Later Wednesday, allied forces also swept into Tikrit from the south in a pincer movement to squeeze out militants, though some suggested many already fled in the face of the advance, codenamed “At your service, prophet of Allah.”
“The terrorists are seizing the cars of civilians trying to leave the city and they are trying to make a getaway,” Rasheed said.
Tikrit, the capital of Salahuddin province, sits on the Tigris River about 130 kilometers (80 miles) north of Baghdad. Several of Saddam’s palaces remain there, as do remnants of his now-outlawed Baathist party. Many believe party members assisted the Islamic State group in its offensive last summer.
After the 2003 U.S.-led invasion of Iraq, insurgent Baathists in Tikrit launched attacks on American forces. The same could happen to incoming Iraqi forces, who already faced sniper fire and heavily mined roads.
Taking Tikrit would open a supply line for a future operation to besiege Mosul, Iraq’s second-largest city that remains under Islamic State control. U.S. military officials have that said a mission to retake Mosul likely will begin in April or May and involve up to 25,000 Iraqi troops. But the Americans have cautioned the offensive could be delayed.
Iranian military advisers have been helping guide Iraqi forces in their advance on Tikrit. Speaking Wednesday on Capitol Hill, U.S. Gen. Martin Dempsey described the militias as “Iranian trained and somewhat Iranian equipped.”
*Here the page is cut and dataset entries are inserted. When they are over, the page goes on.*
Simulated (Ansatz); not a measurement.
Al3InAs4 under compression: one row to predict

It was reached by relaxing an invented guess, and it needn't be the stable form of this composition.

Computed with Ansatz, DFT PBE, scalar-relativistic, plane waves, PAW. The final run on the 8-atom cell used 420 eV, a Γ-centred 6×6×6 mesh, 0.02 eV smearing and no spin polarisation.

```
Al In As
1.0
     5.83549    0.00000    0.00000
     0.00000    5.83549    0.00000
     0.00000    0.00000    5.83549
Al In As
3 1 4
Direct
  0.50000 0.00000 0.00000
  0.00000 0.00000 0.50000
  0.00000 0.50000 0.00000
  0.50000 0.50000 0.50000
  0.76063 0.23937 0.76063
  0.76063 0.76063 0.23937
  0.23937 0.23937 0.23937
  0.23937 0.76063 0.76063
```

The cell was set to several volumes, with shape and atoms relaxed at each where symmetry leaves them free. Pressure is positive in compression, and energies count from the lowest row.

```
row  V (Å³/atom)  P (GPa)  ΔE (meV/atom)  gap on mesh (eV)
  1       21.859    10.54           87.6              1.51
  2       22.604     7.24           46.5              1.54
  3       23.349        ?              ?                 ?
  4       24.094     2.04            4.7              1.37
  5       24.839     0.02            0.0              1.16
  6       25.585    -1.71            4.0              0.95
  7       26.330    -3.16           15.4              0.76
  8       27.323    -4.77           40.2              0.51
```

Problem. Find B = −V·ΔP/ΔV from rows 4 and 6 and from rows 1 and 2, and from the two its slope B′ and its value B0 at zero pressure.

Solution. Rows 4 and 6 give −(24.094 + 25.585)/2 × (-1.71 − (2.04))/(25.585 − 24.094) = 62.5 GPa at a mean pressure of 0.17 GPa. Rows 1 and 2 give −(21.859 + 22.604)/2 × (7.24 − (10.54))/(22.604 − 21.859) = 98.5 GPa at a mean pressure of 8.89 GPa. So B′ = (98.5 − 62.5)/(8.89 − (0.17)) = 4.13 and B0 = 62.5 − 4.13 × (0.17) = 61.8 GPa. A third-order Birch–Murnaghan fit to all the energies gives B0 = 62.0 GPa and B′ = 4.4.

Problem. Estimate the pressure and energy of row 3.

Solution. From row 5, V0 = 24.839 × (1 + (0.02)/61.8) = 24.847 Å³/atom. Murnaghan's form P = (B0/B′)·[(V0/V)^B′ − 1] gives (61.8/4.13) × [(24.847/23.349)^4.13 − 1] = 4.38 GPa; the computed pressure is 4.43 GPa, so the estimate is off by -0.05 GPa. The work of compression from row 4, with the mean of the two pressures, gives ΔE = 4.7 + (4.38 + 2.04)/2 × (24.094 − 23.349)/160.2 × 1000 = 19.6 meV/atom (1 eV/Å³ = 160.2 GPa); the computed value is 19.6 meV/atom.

Among those directing operations is Iranian Gen. Qassem Soleimani, commander of the powerful Revolutionary Guard’s Quds Force. Frontline images have emerged of the general in recent days, showing him smiling in plainclothes without a bulletproof vest.
The overt Iranian role and the prominence of Shiite militias in the campaign have raised fears of possible sectarian cleansing should Tikrit, an overwhelmingly Sunni city, fall to the government troops.
“Iranians will try to calm the fears of the Sunnis instead of persecuting them because the Iranian officials know that it is in their best interest to keep the Iraq united,” said Hadi Jalo, a Baghdad-based political analyst. “For the Iranians, it is easier to dominate one country instead of three separate states.”
The U.S. says its allied coalition carrying out airstrikes targeting the extremists has not been involved in the ongoing Tikrit offensive. Iraq’s Prime Minister Haider al-Abadi has appealed for more aid for his country’s beleaguered ground forces, though the U.S. spent billions of dollars training and equipping Iraq’s army during its eight-year occupation.
A senior U.S. military official told the AP that as of June 2014, the Iraqi military stood at 125,000 men at best, down from 205,000 in January 2014. Iraqi officials now say that at least 30,000 men — including the military, militias, Sunni tribes and police — are fighting to capturing Tikrit. Dempsey said Wednesday that at least 20,000 militiamen are taking part.
Most battlefield successes in Iraq have been coordinated efforts, with Iraqi and Kurdish forces and Shiite militias fighting on the ground and the U.S.-led coalition providing air power.
The siege on the village of Amirli just north of Baghdad, when many feared the capital itself might fall, was broken last year with the help of U.S.-led airstrikes and a fighting force of mainly Shiite militias. Shiite militiamen backed by a coalition air campaign also retook the town of Jurf al-Sukhr, on Baghdad’s outskirts, in October.
The Islamic State group kept up its attacks elsewhere in Iraq. In Ramadi, the provincial capital of Iraq’s embattled Anbar province, at least 13 suicide car bombs exploded almost simultaneously, killing two soldiers and wounding eight, said Sabah Karhout, head of the Anbar provincial council. The Islamic State group said in an online statement that it used foreign fighters from Australia, Belgium, Syria and Uzbekistan fighters in the attack.
A car bomb also exploded in a Shiite neighborhood of northern Baghdad, killing seven people and wounding 18, authorities said. No one immediately claimed responsibility for that attack.